Channels ▼
RSS

JVM Languages

Unicode and Java Web Applications


Enabling UTF-8 In Java Web Apps

Different Java web application architectures exist, where the most common architecture consist of a web server, servlet container, and database management system (DBMS). The client part is represented with a web browser (Figure 3).

[Click image to view at full size]
Figure 3: Typical Java web system consisting of a client and web application.

In Figure 3, a Java web application consists of several processing parts, where each of them processes different types of files or data. A fully UTF-8 compliant web application requires that all constituent elements support UTF-8. I now present guidelines for configuring these elements for UTF-8 support.

Web Client Tier. Web browsers represent the client side of a web application. The latest versions of popular browsers (like Internet Explorer, Mozilla Firefox, Safari, and Opera) support Unicode. Besides, the character encoding is by default defined automatically thus not requiring any end-user configuration. The best way to tell a browser that a file is UTF-8 encoded is by putting the character-set information in the HTTP response header:


Server: Apache-Coyote/1.1
Pragma: No-cache
Cache-Control: no-cache
Expires: Thu, 01 Jan 1970 00:00:00 GMT
Content-Type: text/html;charset=utf-8
Transfer-Encoding: chunked
Date: Thu, 05 Jul 2007 13:10:43 GMT

Web Server Tier. A HTTP response header is defined on the web server tier. Most web servers use the encoding of the operating system, defined in the system property file.encoding. On English systems, this property is usually defined as ISO-8859-1 (Unix-based systems Latin-1 charset) or Cp1252 (Windows Latin-1 charset). To ensure UTF-8 support, the file.encoding property has to be redefined during system startup. For example, Apache recommends changing the Tomcat startup script (catalina.bat or catalina.sh) to add the switch -Dfile.encoding=UTF-8 to the startup call to the Java executable. This ensures that the HTTP response encoding will default to UTF-8, though this can be overridden within the Java Servlet code as needed. Moreover, web servers such as Apache 2.0 for Windows NT use UTF-8 for all filename encodings.

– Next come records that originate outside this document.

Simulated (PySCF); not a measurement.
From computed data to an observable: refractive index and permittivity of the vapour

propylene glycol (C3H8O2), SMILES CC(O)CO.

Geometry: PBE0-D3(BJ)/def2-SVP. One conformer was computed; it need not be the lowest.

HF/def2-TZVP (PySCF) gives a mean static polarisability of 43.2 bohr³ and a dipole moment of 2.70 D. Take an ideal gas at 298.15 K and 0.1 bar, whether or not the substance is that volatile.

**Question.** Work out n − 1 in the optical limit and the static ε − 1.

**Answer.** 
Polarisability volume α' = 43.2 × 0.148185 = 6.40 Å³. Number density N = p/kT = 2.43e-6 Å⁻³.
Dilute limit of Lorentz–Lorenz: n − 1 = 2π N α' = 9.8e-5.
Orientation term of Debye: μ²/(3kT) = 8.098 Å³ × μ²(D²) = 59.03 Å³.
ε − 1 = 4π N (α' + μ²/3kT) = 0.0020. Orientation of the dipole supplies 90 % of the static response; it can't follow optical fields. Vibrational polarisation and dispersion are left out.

Web servers process static hypertext documents (XHTML and HTML files) which should at the top of the <head> section include or adapt the tag:

<P> <meta http-equiv="content-type"content="text/html; charset=utf-8"> <P>

Besides, (X)HTML documents can invoke JavaScript files or code blocks. UTF-8 encoding is explicitly defined in JavaScript block or file by including the charset attribute in the script's start tag:


<script src=" scriptFile.js" type="text/javascript"
charset="utf-8"></script>

Application Server Tier. Application servers are programs that handle all application operations between users and an organization's backend business applications or databases. With Java, application servers process compiled Java files and Java Server Pages (JSP) files.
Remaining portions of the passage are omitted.